# If two vertices of and equilateral triangle are (-4, -3) and (4, 1), find the remaining vertex?

There will be two such vertices. One will be in the second quadrant, and one will be in the fourth quadrant. They will lie on the perpendicular bisector of the line between the given points, and they will be found at the intersection points of circles centered at each point having a radius equal to the distance between the points. (Refer to the figure below.)

The distance between the given points is
r = √((-4-4)^2 + (-3-1)^2) = √(64+16) = √80

The circle centered at (-4, -3) has equation
(x + 4)^2 + (y + 3)^2 = 80
x^2 + 8x + 16 + y^2 + 6y + 9 = 80    (expansion of the equation. Call this [1])

The circle centered at (4, 1) has equation
(x - 4)^2 + (y - 1)^2 = 80
x^2 - 8x + 16 + y^2 - 2y + 1 = 80    (expansion of the equation. Call this [2])

We can set [1] = [2] and solve for y.
x^2 + 8x + 16 + y^2 + 6y + 9 = 80 = x^2 - 8x + 16 + y^2 - 2y + 1
8x + 6y + 9 = -8x - 2y + 1    (subtract x^2+16+y^2 from both sides)
6y = -16x - 2y - 8    (subtract 8x+9 from both sides)
8y = -16x - 8    (add 2y)
y = -2x - 1    (divide by 8. This is the equation of the red line. Call this [3])

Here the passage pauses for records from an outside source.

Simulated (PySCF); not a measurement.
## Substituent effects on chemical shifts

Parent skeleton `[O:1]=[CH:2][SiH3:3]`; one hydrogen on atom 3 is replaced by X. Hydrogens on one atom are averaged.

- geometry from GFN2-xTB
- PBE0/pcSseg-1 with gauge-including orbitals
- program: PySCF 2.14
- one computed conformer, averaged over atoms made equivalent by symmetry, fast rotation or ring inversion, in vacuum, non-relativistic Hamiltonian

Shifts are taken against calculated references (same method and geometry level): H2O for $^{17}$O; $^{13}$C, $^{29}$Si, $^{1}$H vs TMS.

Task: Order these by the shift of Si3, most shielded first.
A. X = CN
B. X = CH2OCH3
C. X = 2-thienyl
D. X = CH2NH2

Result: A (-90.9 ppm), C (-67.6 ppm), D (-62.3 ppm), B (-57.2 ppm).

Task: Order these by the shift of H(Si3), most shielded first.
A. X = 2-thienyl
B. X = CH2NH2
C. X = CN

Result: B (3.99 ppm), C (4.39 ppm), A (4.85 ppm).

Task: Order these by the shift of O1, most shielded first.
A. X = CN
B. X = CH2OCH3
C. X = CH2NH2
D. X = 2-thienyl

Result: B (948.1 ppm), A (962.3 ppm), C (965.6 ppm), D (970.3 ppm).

We can substitute [3] into [1] and solve for x. In the figure, this gives the x coordinate of the intersection points of the red line and the lower circle.
x^2 + 8x + 16 + (-2x - 1)^2 + 6(-2x - 1) + 9 = 80
x^2 + 8x + 16 + 4x^2 + 4x + 1 - 12x - 6 + 9 = 80    (eliminate parentheses)
5x^2 + 20 = 80    (collect terms)
5x^2 = 60    (subtract 20)
x^2 = 12    (divide by 5)
x = ±2√3    (take the square root)

We can use this result in [3] to find the corresponding values of y. (Positive sign first.)
y = -2(2√3) - 1 = -4√(3) - 1
The quadrant IV vertex is (2√3, -4√(3) - 1).

y = -2(-2√3) - 1 = 4√(3) - 1
The quadrant II vertex is (-2√3, 4√(3) - 1).
thanked the writer.
Mayett Alunsagay commented
ThanK You so Much!!God Bless!!
Mark Mottian commented
I ask yet again, where do you get all the funky diagrams?
Oddman commented
Mark, Yet again, I will tell you that I draw them. I use the plotting and graphics primitives available in Mathematica, which is a benefit of my job. It often means I have to solve the problem different ways three or four times to get everything placed properly. Labeling is harder, so you don't see much of that.